A distributed version of keepgrabbing2.py and a little bit of civil disobedience on the part of some scholars and wikipedians would go a long ways towards cutting this particular Gordian knot. (We could call the project KeepGrabbing@Home --- the search for intelligent life on THIS planet.)
You may well disagree with this approach. In fact, I see two options; the other may be attractive. (But I don't see any reason to imagine that "lobbying" will get the job done.)
The two options:
(1) building an infrastructure that makes the old one obsolete; (2) or recognizing the non-obsolescence of the old system, and stealing whatever it has to offer.
Both courses can be pursued in parallel.
On Thu, May 3, 2012 at 11:17 AM, Steven Walling swalling@wikimedia.orgwrote:
They do not have access to them, because they are unaffiliated scholars. Dozens of editors want access to this content,[1] but can't have it because JSTOR locks it down.
A friend pointed out to me offlist that there is a slight error in my statement which merits correcting: JSTOR is not necessarily to blame here, since they are simply an archive, and have to fit in with how journal publishers license their content.
So FWIW, the real solution probably starts with open access journals like those published by PLoS. Wikipedia could do a lot more to encourage use of the the open access content that already is available.

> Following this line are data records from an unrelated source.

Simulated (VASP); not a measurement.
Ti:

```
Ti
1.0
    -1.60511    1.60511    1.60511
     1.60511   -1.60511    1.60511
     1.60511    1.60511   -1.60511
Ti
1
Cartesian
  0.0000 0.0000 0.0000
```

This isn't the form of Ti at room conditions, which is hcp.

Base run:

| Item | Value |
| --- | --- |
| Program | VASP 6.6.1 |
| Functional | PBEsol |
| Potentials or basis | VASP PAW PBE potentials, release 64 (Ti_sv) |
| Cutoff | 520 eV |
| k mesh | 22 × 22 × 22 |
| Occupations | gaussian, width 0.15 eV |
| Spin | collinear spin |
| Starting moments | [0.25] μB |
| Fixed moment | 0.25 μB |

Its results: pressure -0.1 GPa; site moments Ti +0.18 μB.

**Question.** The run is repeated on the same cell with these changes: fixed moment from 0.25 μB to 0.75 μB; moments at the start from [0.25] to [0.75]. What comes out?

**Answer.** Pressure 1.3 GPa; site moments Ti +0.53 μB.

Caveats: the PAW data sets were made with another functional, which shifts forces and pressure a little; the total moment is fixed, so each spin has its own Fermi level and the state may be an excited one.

They are more than an archive. They impose a very hefty surcharge on their own account, beyond what they need pay for licensing the backfiles from the publishers. They spent the money very usefully in the past: they have scanned and archived hundreds of thousands of pages print journals at a time nobody else was doing it sand no electronic backfiles existed, themselves developing the technology. They continue to archive additional print publications--but since there are so many people prepared to use what is now a mature technology without charging anybody for it, perhaps this role is no longer essential.
And making available backfiles that publishers have already digitized costs very little by comparison. But their publishers are by and large not profit-making commercial enterprises: they are primarily scholarly societies, some of them prosperous, but most very precariously funded themselves.
On Thu, May 3, 2012 at 7:06 PM, Steven Walling swalling@wikimedia.org wrote:
On Thu, May 3, 2012 at 11:17 AM, Steven Walling swalling@wikimedia.org wrote:
They do not have access to them, because they are unaffiliated scholars. Dozens of editors want access to this content,[1] but can't have it because JSTOR locks it down.
A friend pointed out to me offlist that there is a slight error in my statement which merits correcting: JSTOR is not necessarily to blame here, since they are simply an archive, and have to fit in with how journal publishers license their content.
So FWIW, the real solution probably starts with open access journals like those published by PLoS. Wikipedia could do a lot more to encourage use of the the open access content that already is available.